Case 2: Suppose we have an integration of the form \(\displaystyle I = \int e^{ax}\cos(bx+c).\) Its integral is

\[I=\dfrac{e^{ax}\big(a\cos(bx+c)+b\sin(bx+c)\big)}{a^2 + b^2}.\]

We'll integrate the above using integration by parts as follows:

\[\begin{align} I &= \int e^{ax}\cos(bx+c)\ dx\\ &= \cos(bx+c)\frac{e^{ax}}{a} + \frac{b}{a} \int e^{ax}\sin(bx+c)\ dx\\\\ &= \cos(bx+c)\frac{e^{ax}}{a} + \frac{b}{a}\left(\frac{e^{ax}}{a}\sin(bx+c) - \frac{b}{a} \int e^{ax}\cos(bx+c)\right)\ dx\\\\ &=\frac{e^{ax}\big(a\cos(bx+c)+b\sin(bx+c)\big)}{a^2} - \frac{b^2}{a^2}I. \end{align}\]

So

\[\begin{align} I\left(1+\frac{b^2}{a^2}\right)& = \frac{e^{ax}\big(a\cos(bx+c)+b\sin(bx+c)\big)}{a^2}\\ \Rightarrow I&=\frac{e^{ax}\big(a\cos(bx+c)+b\sin(bx+c)\big)}{a^2 + b^2}.\ _\square \end{align}\]

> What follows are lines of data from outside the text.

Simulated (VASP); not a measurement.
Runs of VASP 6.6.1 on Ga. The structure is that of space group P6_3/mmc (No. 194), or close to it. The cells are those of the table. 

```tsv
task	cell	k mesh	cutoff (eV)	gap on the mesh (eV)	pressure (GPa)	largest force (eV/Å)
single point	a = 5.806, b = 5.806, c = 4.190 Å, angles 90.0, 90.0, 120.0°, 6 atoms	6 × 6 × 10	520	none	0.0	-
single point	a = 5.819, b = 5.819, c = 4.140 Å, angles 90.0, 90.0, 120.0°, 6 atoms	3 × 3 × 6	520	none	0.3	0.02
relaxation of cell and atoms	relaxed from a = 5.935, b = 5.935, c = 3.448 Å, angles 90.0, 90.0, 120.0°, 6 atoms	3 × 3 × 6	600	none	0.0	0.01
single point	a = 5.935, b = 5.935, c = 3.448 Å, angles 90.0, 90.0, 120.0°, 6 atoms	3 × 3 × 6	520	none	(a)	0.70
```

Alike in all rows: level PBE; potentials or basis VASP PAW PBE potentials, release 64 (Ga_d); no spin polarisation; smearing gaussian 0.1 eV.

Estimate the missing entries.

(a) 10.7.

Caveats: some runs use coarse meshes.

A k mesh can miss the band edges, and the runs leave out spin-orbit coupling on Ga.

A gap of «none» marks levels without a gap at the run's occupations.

Note: The above example is also applicable for the form \(\displaystyle I = \int e^{ax}\sin(bx+c).\)

Find the indefinite integral

\[\int e^{2x}\cos(5x+3)\, dx,\]

using \(C\) as the constant of integration.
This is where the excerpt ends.